Remembering ‘Joey,’ 15 Years After the Maligned ‘Friends’ Spinoff Ended

Paulo Costanzo, Drea de Matteo, Matt LeBlanc, Joey
Kevin Foley/NBC/NBCU Photo Bank

TV producers often talk about not wanting to sully the legacy of their TV shows with spinoffs, reunions, and revivals, and NBC’s Joey provides a compelling cautionary tale. The Friends spinoff, created by Shana Goldberg-Meehan and Scott Silveri, ended with a whimper 15 years ago as Latin America’s WBTV aired the final eight episodes, which NBC opted not to air stateside, in the summer of 2006.

The story of Joey started three years prior, in July 2003, before the final season of Friends started airing. That’s when Jeff Zucker, then the president of NBC Entertainment, announced that Joey Tribbiani, Matt LeBlanc’s fan-favorite Friends character, would be getting his own spinoff.

“You probably would never have predicted this when it began, but over the evolution of that show, Joey has emerged as the character that America roots for and loves,” Zucker told the Television Critics Association at the time, per the Associated Press. “[Viewers want] to see what happens to him as his life goes on.”

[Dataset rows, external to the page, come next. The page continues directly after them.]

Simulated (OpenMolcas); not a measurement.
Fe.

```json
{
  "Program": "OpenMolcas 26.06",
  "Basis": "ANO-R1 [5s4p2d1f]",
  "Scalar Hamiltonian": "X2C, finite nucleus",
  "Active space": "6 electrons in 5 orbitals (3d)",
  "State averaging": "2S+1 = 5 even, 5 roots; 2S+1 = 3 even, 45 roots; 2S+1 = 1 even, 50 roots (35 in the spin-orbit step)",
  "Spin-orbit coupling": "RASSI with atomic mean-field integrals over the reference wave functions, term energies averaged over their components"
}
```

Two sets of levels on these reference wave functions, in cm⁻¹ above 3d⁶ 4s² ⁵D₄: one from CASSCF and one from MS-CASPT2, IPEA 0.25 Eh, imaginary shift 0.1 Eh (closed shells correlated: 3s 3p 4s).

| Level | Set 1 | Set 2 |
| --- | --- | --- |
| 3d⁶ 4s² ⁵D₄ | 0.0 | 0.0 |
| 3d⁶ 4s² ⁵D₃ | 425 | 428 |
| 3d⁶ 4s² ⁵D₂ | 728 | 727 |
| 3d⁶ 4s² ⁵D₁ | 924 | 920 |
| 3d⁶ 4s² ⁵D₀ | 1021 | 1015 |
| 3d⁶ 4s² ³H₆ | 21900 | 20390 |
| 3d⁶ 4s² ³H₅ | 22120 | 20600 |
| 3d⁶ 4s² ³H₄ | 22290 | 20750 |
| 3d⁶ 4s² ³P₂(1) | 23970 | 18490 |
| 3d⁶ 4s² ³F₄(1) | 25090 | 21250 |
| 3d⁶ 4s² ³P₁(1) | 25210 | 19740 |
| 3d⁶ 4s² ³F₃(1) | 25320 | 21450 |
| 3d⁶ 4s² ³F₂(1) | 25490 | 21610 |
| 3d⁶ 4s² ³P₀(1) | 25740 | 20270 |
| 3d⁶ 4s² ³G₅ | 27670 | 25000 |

Marta Kauffman and David Crane created Friends in collaboration with executive producer Kevin Bright, but Zucker told reporters that Bright was the only one of the trio who would be an executive producer for Joey—which, looking back, wasn’t a good sign. Still, Zucker said that Kauffman and Crane had given Joey their blessing, likening the situation to Frasier spinning off from Cheers with only some of Cheers’ producers on board.

Zucker also said that LeBlanc was the only Friends star approached for a spinoff—effectively spoiling the yet-to-be-aired breakup between Joey and Rachel (Jennifer Aniston), who had gotten together at the end of the penultimate season.

Matt LeBlanc, Joey Tribbiani, Joey

Paul Drinkwater/NBCU Photo Bank

But behind the scenes, the Powers That Be had actually approached three other Friends stars about the prospect of reprising their parts on a spinoff, according to Bright. “At first it was the obvious choices of who they wanted to do a series with and Jennifer was up there first, but she wanted to do movies and she wasn’t interested in television,” Bright told Metro.co.uk in 2018.

“Then we liked the idea of a Monica (Courteney Cox) and Chandler (Matthew Perry) series, but everyone at the end, strangely enough, while they were grateful for doing the show, they didn’t want to play those parts anymore,” Bright added.

So the spinoff went to LeBlanc. “Matt loved Joey and he didn’t mind playing Joey,” said Bright.

And so Joey was born, premiering on September 9, 2004, in its predecessor’s old Thursday-night time slot. In the show, Joey moved to Los Angeles to advance his acting career, moving in with his nerdy nephew Michael (Paulo Costanzo). Also on hand were Joey’s older sister and Michael’s mom, Gina (Drea de Matteo); Joey’s landlord and eventual love interest, Alex (Andrea Anders); and his Hollywood agent, Bobbie, played by Jennifer Coolidge. (The New York Times reported in 2004 that Coolidge’s Joey part was “something of a consolation prize” after NBC shelved a starring vehicle for her.)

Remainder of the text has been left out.